Last weekend, I bought nine pounds of apples for an event that ended up getting canceled. At first, I was frustrated – what was I going to do with nine pounds of apples? But in my mad attempt to use up these apples before the appearance of brown spots, I’ve reconnected myself with the rhythm of the seasons.
On Wednesday of last week, I made an apple pie. You can’t go wrong with classics, right? Plus it used up a whopping three pounds of apples. And I finally had an excuse to try out my new pie crust technique. I have always been a reluctant pie baker because I could never seem to transfer the crust to the pan without tearing it. I’ve tried folding it in half, folding it in quarters, and rolling it around the pin in order to unroll it over the pan. Nothing worked. Finally it hit me — why couldn’t I just place the pan on top of the rolled out dough, then flip the pastry mat? It worked like a charm.
And last night, I made apple crisp. It was delicious and used up another three pounds of apples. I’m planning to make either apple muffins or an apple bundt cake over the weekend, and eat the remaining apples raw.
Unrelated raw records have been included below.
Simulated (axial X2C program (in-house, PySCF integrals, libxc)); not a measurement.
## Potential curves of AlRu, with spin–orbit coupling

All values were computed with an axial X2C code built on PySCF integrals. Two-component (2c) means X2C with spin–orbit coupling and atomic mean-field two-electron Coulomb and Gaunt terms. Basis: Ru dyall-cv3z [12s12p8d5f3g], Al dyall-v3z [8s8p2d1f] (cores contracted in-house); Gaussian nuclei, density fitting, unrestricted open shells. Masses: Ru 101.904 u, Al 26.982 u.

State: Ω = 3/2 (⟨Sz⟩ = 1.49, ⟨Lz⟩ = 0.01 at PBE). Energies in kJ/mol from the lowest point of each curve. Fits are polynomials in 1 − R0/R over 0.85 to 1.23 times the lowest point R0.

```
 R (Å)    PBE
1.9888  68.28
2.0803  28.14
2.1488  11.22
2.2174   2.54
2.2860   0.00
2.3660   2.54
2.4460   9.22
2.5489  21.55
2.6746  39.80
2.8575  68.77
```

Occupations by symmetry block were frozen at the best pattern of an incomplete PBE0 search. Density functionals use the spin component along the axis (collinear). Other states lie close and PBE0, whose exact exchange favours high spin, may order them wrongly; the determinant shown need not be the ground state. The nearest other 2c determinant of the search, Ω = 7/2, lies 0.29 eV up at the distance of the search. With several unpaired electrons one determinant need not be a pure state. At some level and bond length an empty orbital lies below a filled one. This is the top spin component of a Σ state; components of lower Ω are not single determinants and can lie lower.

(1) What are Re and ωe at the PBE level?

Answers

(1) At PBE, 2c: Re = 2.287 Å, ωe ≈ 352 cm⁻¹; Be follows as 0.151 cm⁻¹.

For me, apples always hit the spot on chilly, fall days. When I eat an apple in the fall, I feel like I’m eating what my body is supposed to eat. My body doesn’t want imported pineapples in October. There’s something about eating seasonal food that brings the body and spirit back in sync with the rhythms of nature. It gives the body just the nutrients it needs, as sunlight varies and temperatures rise and fall. These apples, which I initially thought would be an inconvenience, have turned out to be an unexpected gift. They’ve reminded me of just how connected we really are to the environment in which we live.